3

I have a simple python script that uses Google pubsub to detect new files in the google cloud storage. The script simply adds new messages to a queue where another thread processes those messages:

subscriber = pubsub.SubscriberClient()
subscription_path = subscriber.subscription_path(
    project, subscription_name)

subscriber.subscribe(subscription_path, callback=callback_fun)

while True:
    if not message_queue:
        time.sleep(60)
        continue
    else:
        process_next_message(message_queue.pop())

Here, callback_fun simply adds the message to the queue:

def callback_fun(message):
    message.ack()
    message_queue.append(message)

The problem I am having is that after a while (maybe a couple of days), the subscriber stops receiving new file notifications. If I stop and restart the script, it gets all of the notifications at once.

I was wondering if anyone else is having similar issues and/or can suggest ways to troubleshoot (maybe by printing debugging messages that are normally unseen). I am now trying to stop/restart the subscriber, but I am sure that this is not the best idea for using in a production environment.

I am using google-cloud 0.32.0 and google-cloud-pubsub 0.30.1.

ThePyGuy
  • 17,779
  • 5
  • 18
  • 45
mrtksy
  • 103
  • 1
  • 9
  • I see you are using a pull subscriber to retrieve the messages. Have you considered adding [flow control](https://cloud.google.com/pubsub/docs/pull#message-flow-control) functionality to control the rate the messages are being received by the subscriber? – Rodrigo C. Feb 27 '18 at 11:18
  • Thanks. I understand that flow control is mainly used for limiting the number of messages that a subscriber receives (e.g., to avoid congestion). My application has a very low message rate (10-20 messages an hour or so), so I'm not worried about congestion. In fact, what I'm trying to do sounds like the opposite: to make sure that I get all the messages. Your suggestion in your other answer is quite interesting and something that I definitely would like to try out. – mrtksy Mar 02 '18 at 20:55

4 Answers4

4

In general, there can be several reasons why a subscriber may stop receiving messages:

  1. If a subscriber does not ack or nack messages, the flow control limits can be reached, meaning no more messages can be delivered. This does not seem to be the case in your particular instance given that you immediately ack messages. As an aside, I would recommend against acking messages before your queue has processed them unless you are okay with the possibility of messages not being processed. Otherwise, if your app crashes after the ack, but before the message queue processes them, you will have not processed the message and will not get it redelivered since it was acked.
  2. If another subscriber starts up for the same subscription, it could be receiving the messages. In this scenario, one would expect the subscriber to receive a subset of the messages rather than no messages at all.
  3. Publishers just stop publishing messages and therefore there are no messages to receive. If you restart the subscriber and it starts receiving messages again, this probably isn't the case. You can also verify that a backlog is being built up by looking at the Stackdriver metric for subscription/backlog_bytes.

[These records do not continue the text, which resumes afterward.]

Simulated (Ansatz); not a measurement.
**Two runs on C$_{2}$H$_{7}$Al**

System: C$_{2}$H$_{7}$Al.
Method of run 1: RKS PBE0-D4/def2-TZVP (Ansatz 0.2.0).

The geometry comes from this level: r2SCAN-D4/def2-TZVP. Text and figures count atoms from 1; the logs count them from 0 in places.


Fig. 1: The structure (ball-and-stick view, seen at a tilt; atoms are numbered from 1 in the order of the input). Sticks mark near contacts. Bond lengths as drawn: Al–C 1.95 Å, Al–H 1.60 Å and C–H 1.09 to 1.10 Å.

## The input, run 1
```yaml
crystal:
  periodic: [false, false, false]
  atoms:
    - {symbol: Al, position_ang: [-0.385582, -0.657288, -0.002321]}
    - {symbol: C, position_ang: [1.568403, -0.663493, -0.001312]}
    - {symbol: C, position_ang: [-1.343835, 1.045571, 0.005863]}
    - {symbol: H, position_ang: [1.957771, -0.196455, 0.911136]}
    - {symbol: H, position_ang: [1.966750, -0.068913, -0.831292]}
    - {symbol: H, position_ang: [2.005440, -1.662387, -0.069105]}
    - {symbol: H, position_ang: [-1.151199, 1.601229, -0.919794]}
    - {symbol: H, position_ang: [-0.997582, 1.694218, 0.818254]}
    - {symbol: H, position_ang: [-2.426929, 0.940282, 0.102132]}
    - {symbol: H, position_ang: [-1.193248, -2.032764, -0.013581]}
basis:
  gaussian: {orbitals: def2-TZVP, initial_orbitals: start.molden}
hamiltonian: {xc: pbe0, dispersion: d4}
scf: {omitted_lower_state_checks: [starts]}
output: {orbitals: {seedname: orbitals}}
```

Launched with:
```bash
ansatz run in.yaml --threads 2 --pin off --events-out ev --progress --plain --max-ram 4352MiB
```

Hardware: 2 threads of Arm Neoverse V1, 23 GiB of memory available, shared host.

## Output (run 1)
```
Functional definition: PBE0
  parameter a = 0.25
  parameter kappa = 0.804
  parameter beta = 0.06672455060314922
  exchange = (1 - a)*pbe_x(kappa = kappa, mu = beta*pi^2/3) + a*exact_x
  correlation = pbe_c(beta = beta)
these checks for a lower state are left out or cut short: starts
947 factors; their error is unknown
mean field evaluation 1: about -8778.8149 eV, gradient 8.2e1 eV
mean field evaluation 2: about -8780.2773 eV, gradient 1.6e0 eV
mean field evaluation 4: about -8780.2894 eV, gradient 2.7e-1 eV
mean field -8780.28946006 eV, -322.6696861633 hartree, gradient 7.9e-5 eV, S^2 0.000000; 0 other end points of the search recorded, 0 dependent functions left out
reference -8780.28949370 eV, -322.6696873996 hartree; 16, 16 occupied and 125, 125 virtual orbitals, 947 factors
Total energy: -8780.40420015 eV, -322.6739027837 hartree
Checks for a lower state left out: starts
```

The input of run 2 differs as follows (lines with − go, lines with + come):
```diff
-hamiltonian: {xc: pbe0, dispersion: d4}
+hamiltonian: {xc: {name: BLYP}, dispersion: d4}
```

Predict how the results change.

If your problem does not fall into one of those categories, it would be best to reach out to Google Cloud support with your project name, topic name, and subscription name so that they can narrow down the issue to either your user code, the client library, or the service.

Kamal Aboul-Hosn
  • 15,111
  • 1
  • 34
  • 46
  • I am interested in point #1. Is there a reference to this "flow control limit"? Is it configurable or can it be monitored? – m.spyratos Mar 01 '23 at 16:14
0

Apart from the flow control suggestion I offered in my previous comment, you could also define a Cloud Function that gets triggered any time a new message is published in a Pub/Sub topic. These Cloud Functions act as subscriptions and will get notified every time a certain event (such as a message being published) occurs.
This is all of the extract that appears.